Disclaimer: The steps I describe in this series are the steps we took toward adoption. This is our perspective on the steps to adoption.
There are many avenues to private domestic adoption. I would say the most common is to use an adoption agency. So what is an adoption agency?
Macmillian Dictionary defines an adoption agency as “an organization or business that helps to find children for people to adopt”. While this is true, there is much more to an adoption agency than defined by this definition.
Adoption agencies connect prospective mothers who want to place their children for adoption with potential families.
The process often times looks like this:
1. Expectant mother contacts the agency notifying them of her intention to pursue adoption.
2. The adoption agency then gathers information about the mother and verifies pregnancy.
3. Next the agency would send the expectant mother potential families that fit her criteria.
4. The expectant mother would review the families and choose a few families to speak with or she could choose a family.
However, before these steps take place the adoption agency works with the family to complete their homestudy and create their adoption profile (these topics to be discussed in future steps to adoption posts). An adoption agency can either be a full service agency or simply a facilitating agency.

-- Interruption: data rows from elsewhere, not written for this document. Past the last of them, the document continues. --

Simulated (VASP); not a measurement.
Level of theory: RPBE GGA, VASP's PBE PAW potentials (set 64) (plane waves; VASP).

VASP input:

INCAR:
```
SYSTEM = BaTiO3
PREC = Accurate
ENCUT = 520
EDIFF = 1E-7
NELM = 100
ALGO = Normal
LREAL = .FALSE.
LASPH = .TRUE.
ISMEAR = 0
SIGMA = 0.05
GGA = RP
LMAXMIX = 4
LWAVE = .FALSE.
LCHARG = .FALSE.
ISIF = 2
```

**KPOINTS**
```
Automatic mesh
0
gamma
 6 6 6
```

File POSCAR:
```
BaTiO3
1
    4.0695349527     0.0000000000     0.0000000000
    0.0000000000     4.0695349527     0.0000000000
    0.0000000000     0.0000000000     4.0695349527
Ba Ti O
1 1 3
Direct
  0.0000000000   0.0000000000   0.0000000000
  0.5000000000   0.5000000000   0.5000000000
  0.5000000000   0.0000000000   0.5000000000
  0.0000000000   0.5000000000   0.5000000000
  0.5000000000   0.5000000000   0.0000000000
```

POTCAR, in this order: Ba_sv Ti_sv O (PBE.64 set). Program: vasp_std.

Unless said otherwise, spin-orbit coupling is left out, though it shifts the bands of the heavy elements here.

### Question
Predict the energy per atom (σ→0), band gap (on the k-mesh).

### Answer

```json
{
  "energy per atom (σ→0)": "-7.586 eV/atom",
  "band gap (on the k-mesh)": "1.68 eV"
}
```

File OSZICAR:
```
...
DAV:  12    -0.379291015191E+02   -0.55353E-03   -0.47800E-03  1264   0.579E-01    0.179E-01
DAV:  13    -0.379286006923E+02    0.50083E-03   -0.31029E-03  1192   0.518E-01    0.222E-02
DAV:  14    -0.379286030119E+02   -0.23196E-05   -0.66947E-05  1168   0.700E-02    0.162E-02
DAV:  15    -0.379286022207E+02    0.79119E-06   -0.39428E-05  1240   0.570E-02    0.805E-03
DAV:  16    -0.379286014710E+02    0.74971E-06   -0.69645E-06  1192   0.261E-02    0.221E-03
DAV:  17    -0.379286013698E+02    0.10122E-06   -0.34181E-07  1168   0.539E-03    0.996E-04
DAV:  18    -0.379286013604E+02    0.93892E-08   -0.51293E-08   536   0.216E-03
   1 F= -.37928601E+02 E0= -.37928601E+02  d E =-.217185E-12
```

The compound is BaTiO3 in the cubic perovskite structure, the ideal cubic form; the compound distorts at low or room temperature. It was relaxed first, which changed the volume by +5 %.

A full service agency means they have staff (staff could also mean on retainer) to perform all tasks associated with the adoption such as a lawyer. A facilitating agency means that they match expectant mothers and adoptive families but do not have staff to fulfill all steps of the adoption though they most likely will recommend professionals but you as the adoptive family would ultimately decide who you would work with to complete the adoption steps.
Adoption agencies also provide counseling to potential expectant mothers and serve as a middle man between the parties. Another key difference about agencies is they are licensed by the state. Both full service and facilitating agencies are licensed.
Another option for you when considering private adoption is using a facilitator. A facilitator as defined by US Legal is “an individual who acts as a middleman between birth parents and prospective adoptive parents in arranging independent adoptions, often for a fee.” Please note that facilitators are not licensed and some states prohibit facilitators so please check your state laws if you decide to use a facilitator. Some people refer to facilitators as consultants, but a true consultant only offers advice during the adoption process but does not match expectant parents with prospective adoptive parents.
Facilitators do much of the same thing as an agency but again are not licensed and do not provide any services other than matching the two parties.
Adoption agencies will charge a fee for their services. If they are a full service agency, expect their fees to be higher as you are paying for lawyers as well. If they are a facilitating agency then there fee will be smaller however, be prepared to pay for lawyers, homestudy, profile and other items separate from their fee.
Facilitators charge a fee as well. You can also be expected to pay lawyer fees, homestudy, profile and potentially agency fees as well depending on the match that is made. Sometimes facilitators work with adoption agencies to make matches so you could have to pay an agency fee once there is a match.
Both options have their advantages and disadvantages. The most important thing is to do your research. Ask questions and then ask more questions. Figure out what situation will fit your family best in ultimately bringing your child home.